Edited 2 time(s). Last edit at 04/14/2009 07:08AM by szalkowski.
avatar Re: From Tor House
April 15, 2009 02:50AM
Len, The moon is rising, the wind is just howling, not a single machine sound is disturbing the natural riot...and I am reading this poem. I love the morning before morning; the anticipation of it all.

I believe that I need a volume with the above poem, as I can certainly appreciate it over and over. A wise choice, indeed, to compliment your thesis.

S
avatar Re: From Tor House
April 16, 2009 03:23AM
... and now for something completely different.

Not really, but a different author. I just put that in to get the attention of all the Monty Python fans out there. (You know who you are.)

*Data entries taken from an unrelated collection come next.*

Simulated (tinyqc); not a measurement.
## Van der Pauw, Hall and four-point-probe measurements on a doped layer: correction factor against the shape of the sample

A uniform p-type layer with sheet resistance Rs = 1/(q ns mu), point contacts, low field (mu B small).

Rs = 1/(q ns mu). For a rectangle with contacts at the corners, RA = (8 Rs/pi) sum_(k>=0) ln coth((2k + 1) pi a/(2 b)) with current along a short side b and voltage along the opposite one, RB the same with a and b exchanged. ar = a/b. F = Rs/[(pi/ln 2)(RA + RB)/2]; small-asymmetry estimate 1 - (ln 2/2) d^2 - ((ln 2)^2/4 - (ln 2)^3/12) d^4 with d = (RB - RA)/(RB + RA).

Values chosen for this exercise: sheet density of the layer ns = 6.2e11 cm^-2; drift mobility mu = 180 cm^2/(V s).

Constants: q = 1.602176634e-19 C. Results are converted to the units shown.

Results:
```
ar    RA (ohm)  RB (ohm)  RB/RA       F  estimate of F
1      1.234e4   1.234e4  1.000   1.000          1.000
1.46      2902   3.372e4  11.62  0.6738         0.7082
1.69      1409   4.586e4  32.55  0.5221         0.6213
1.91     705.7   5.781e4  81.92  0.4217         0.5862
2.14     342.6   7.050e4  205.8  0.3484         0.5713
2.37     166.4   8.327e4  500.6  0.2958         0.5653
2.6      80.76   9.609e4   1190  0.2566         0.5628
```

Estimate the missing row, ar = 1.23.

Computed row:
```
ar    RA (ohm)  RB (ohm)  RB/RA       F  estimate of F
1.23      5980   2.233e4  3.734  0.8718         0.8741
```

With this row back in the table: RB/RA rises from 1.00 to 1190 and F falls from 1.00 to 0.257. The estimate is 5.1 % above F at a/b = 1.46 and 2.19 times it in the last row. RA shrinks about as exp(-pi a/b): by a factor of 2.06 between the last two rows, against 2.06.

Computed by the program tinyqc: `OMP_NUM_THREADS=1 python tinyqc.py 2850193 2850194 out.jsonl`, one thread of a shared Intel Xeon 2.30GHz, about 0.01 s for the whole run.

This is from the book "Markings." The Swedish title word, "Vägmärken," has the connotation of signpost.



Is it a new country
In another world of reality
Than Day’s?
Or did I live there
Before Day was?

I awoke
To an ordinary morning with gray light
Reflected from the street,
But still remembered
The dark-blue night
Above the tree line,
The open moor in moonlight,
The crest in shadow.
Remembered other dreams
Of the same mountain country:
Twice I stood on its summits,
I stayed by its remotest lake,
And followed the river
Towards its source.
The seasons have changed
And the light
And the weather
And the hour.
But it is the same land.
And I begin to know the map
And to get my bearings.



Dag Hammarskjöld
avatar Re: From Tor House
April 17, 2009 10:27PM
I enjoyed the sparseness of the prose of this last post; the edges of the word-painted picture seemed somehow sharpened by less said.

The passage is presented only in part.